Immigration is complex

Just back from a seminar called “Immigration 101” taught at Tulsa University by Attorney Laura Bachman. One thing is clear. Immigration in the United States has no easy answers. She started with the question, “Why doesn’t someone just get their green card?” She answered by showing the complexity of the law and the long process of becoming a U.S. citizen. At minimum, it takes 3 years and can take a decade.

One of our neighborhood elementary schools that we partner with in Neighborhood Kitchens called the church this week asking if we could help a family in crisis. The mother of three children was unable to work because she is undocumented, and her husband is out of work. (I’ll call her Maria.) Maria was desperate and needing assistance. Together with two school workers, who both speak Spanish, we outlined the process she would have to go through in order to help her children.

Her goal was to get social security cards for all of them, and she lacked one. This allows her to apply for WIC and food stamps.

We helped her with groceries, some money, and I prayed for her there in the school room we were using. But the road ahead for Maria is long.

In general, people in our neighborhood in East Tulsa have fake ID cards. They obtain them from various places in East Tulsa. A person can attempt to use this to get social security or other forms of ID or assistance. Sometimes people get caught using them and are naturally nervous.

What would it take for someone to get a legit ID?

Two or three forms of ID. And most people don’t have that, a birth certificate, a passport. For someone from Mexico, they would have to apply for an $18 ID from Mexican consulate in Little Rock, Arkansas, or they could apply for a passport for $200. Many opt for getting fake IDs. I don’t know how much they cost.

Those who are undocumented, not legal permanent residents or citizens are living scared. And some say well they should since they are breaking the law. But how does a kindergarten child break the law? How is a mother who is brought illegally to the U.S. and is forced to remain home bound for 10 years breaking the law?

Most of us are not lawyers or immigration officials, so we need help in this area, and that’s why I went to this seminar. But when I told my wife, Jill, a little about the complexity of becoming a citizen, about Maria’s plight this week, she asked, “What do we do?” That’s always a great question for us, and sometimes we can’t do as much as we’d like, but here are some suggestions.
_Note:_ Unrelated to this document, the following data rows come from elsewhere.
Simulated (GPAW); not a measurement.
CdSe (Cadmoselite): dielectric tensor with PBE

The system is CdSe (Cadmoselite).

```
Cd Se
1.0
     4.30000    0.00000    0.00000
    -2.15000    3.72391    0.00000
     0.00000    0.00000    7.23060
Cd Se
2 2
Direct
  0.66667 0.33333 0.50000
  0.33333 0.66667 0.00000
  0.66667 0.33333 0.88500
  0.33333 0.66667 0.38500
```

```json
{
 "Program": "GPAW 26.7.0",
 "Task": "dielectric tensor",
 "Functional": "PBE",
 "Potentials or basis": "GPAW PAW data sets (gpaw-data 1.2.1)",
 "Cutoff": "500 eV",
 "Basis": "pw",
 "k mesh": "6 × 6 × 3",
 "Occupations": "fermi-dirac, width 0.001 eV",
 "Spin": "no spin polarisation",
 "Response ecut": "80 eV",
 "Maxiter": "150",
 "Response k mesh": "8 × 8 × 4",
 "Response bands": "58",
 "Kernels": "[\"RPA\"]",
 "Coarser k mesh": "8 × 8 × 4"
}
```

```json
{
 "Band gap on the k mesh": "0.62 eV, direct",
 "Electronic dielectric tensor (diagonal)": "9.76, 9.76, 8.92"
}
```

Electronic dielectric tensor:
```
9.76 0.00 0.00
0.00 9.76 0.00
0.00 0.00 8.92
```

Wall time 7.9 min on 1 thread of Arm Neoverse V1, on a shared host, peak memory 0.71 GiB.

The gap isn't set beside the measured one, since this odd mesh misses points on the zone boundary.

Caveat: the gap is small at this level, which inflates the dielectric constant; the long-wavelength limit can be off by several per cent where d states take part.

  1. Get in touch with someone in your city or state who is an authority on immigration.
  2. Find out lawyers who deal in immigration law or take clients who are seeking to immigrate.
  3. Love people without doling out easy answers. Don’t assume someone can “just get their green card” or that they are maliciously not fully legal.
  4. Help where you can give assistance to people struggling, and encourage each person to do the right thing, not to use fake ID, and help them get resources, legal advice to know the process that will protect their rights but also lead them down the path of legal immigration.